High Court dismissed five connected petitions filed over the years by mosque management committee and UP Central Sunni Waqf Board

Allahabad High Court orders speed trial in three-decade-old Gyanvapi case, says Places of Religious Worship Act no bar

View of Kashi Vishwanath Temple Dham and Gyanvapi Masjid complex, in Varanasi. PTI file



PTI

Prayagraj, December 19

The Allahabad High Court on Tuesday dismissed pleas challenging the maintainability of a 1991 suit seeking the “restoration” of a temple where the Gyanvapi mosque now exists in Varanasi, while observing that the “religious character” of a disputed place can only be decided by the court.

The high court dismissed five connected petitions filed over the years by the mosque management committee and the Uttar Pradesh Central Sunni Waqf Board.

It held that the suit filed before the district court is not barred by the Places of Religious Worship (Special Provisions) Act, 1991 that mandated that the “religious character” of a place cannot be changed from what existed on 15 August, 1947.

In an important observation, Justice Rohit Ranjan Agarwal said the Act did not define the term “religious character” and this can only be determined through evidence in court presented by the opposing parties.

“Either the Gyanvapi compound has a Hindu religious character or a Muslim religious character. It can't have dual character at the same time,” Justice Rohit Ranjan Agarwal said.

He ordered that the trial in the case which is of “vital national importance” should be concluded as soon as possible, preferably within six months.

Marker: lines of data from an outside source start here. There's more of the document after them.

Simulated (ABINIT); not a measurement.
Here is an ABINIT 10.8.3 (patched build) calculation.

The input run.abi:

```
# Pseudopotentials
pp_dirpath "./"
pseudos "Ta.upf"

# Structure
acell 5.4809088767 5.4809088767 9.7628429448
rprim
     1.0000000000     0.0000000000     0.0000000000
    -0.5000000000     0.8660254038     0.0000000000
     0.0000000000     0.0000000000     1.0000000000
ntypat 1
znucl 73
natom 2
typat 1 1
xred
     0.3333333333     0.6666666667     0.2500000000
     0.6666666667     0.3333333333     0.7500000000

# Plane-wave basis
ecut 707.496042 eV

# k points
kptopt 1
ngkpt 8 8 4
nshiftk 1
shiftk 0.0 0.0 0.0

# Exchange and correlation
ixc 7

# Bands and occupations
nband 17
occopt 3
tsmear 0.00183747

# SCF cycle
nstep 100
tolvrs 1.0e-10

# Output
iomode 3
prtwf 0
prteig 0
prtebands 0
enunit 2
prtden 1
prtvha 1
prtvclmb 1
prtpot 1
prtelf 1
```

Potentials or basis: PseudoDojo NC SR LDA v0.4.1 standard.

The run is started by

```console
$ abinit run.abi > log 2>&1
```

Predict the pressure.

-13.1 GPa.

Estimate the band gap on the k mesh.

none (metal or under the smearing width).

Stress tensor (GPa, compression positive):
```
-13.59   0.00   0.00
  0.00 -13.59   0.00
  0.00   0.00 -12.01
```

“In the national interest, it is required that the suit must proceed expeditiously and be decided with utmost urgency with the cooperation of both the contesting parties without resorting to any dilatory tactics,” he said, cautioning against any “unnecessary adjournment” in the lower court.

The order on the Gyanvapi mosque-Kashi Vihswanath temple issue follows other significant court rulings on temple-mosque disputes in Uttar Pradesh over the past months.

The Supreme Court earlier gave its go-ahead for a survey of the Gyanvapi mosque premises by the Archaeological Survey of India and the high court allowed a survey of the Shahi Idgah mosque that adjoins the Krishna Janmasthan temple in Mathura.

Hindu litigants say the two mosques were built after the demolition, or partial demolition, of temples and the surveys would through up evidence proving this.

The high court took note of the ASI survey conducted at the Gyanvapi masjid, following directions by the trial court which is hearing the petition of a group of women seeking regular access to Hindu deities depicted on the mosque's rear wall.

If required, the lower court may direct ASI for a further survey, the judge added.

“The dispute raised in the suit is of vital national importance. It is not a suit between the two individual parties. It affects two major communities of the country,” he said while calling for a speedy trial.

The case was filed by petitioners seeking the right to worship in the Gyanvapi mosque adjoining the Kashi Vishwanath temple. Muslim litigants had challenged the maintainability of the suit, citing the 1991 Act.

But the court said, “The Act does not define “religious character”, and only “conversion” and “place of worship” have been defined under the Act.”

“What will be the religious character of the disputed place can only be arrived by the competent court after the evidences are led by the parties to the suit,” it said.

“Either the Gyanvapi Compound has a Hindu religious character or a Muslim religious character. It can't have dual character at the same time. The religious character has to be ascertained by the Court considering pleadings of the parties, and evidences led in support of pleadings,” it said.

The Places of Worship Act had exempted only the Ram Janmabhoomi-Babri Masjid dispute from its purview.

After a landmark Supreme Court verdict four years back, the first phase of the construction of the Ram temple in Ayodhya is nearly over. The consecration ceremony will take place next month.